ECA to Welcome Ladysmith Black Mambazo, 3/13
Edmonds Center for the Arts welcomes Ladysmith Black Mambazo on Wednesday, March 13, 2013 at 7:30pm. Tickets are available at the Edmonds Center for the Arts (ECA) Box Office (425)275-9595, or online at www.ec4arts.org. Tickets are $35, $40, $45 and $15 Youth/Students.
Ladysmith Black Mambazo, led by founder and front man Joseph Shabalala, celebrates forty-six years of joyous and uplifting music that combines complex rhythms and harmonies of their native South African musical traditions to the sounds and sentiments of Christian gospel music.
Assembled in the early 1960s in South Africa by Shabalala, the group took the name Ladysmith Black Mambazo - Ladysmith being the name of Shabalala's rural hometown; Black being a reference to oxen, the strongest of all farm animals; and Mambazo being the Zulu word for axe, a symbol of the group's ability to "chop down" any singing rival who might challenge them.

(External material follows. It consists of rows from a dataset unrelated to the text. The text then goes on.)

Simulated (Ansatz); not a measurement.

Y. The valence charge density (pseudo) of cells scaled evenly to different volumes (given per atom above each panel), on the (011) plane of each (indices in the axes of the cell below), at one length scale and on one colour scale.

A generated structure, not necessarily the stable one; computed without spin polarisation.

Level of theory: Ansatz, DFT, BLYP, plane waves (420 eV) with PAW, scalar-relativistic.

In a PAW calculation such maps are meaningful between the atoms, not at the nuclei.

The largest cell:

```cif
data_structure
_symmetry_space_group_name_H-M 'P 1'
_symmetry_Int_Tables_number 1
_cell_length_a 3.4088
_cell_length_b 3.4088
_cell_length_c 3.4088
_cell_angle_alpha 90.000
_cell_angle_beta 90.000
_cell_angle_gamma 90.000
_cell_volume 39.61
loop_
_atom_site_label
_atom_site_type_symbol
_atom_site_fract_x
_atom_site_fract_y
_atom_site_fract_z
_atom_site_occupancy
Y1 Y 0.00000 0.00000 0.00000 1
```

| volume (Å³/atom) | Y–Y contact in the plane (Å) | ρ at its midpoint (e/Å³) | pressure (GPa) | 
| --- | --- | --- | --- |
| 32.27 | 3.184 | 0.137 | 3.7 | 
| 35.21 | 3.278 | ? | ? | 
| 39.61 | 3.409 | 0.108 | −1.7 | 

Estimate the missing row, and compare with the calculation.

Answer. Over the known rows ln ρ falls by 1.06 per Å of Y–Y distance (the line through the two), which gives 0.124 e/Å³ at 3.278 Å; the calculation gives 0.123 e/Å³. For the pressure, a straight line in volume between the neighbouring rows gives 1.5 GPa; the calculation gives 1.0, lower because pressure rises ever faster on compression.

The group borrows heavily from a traditional music called isicathamiya (is-cot-a-ME-Ya), which developed in the mines of South Africa, where black workers were taken by rail to work miles from their homes and their families. Poorly housed and paid worse, the mine workers would entertain themselves after a six-day week by singing songs into the wee hours on Sunday morning. When the miners returned to the homelands, this musical tradition returned with them.
In the mid-1980s, Paul Simon visited South Africa and incorporated Black Mambazo's rich harmonies into his Graceland album, a landmark 1986 recording that was considered decisive in introducing world music to mainstream audiences. Ladysmith Black Mambazo has also recorded with Stevie Wonder, Josh Groban, Dolly Parton, Ben Harper, and shared the stage with Paul McCartney, Rod Stewart, Eric Clapton, Joe Cocker Phil Collins, many others.
Edmonds Center for the Arts (ECA) is a non-profit performing arts facility located in picturesque downtown Edmonds, Washington. Housed in the historic original Edmonds High School building, ECA was remodeled and opened in October 2006 to be a cultural resource for the Puget Sound region through performing arts presentations, community partnerships and education outreach programs.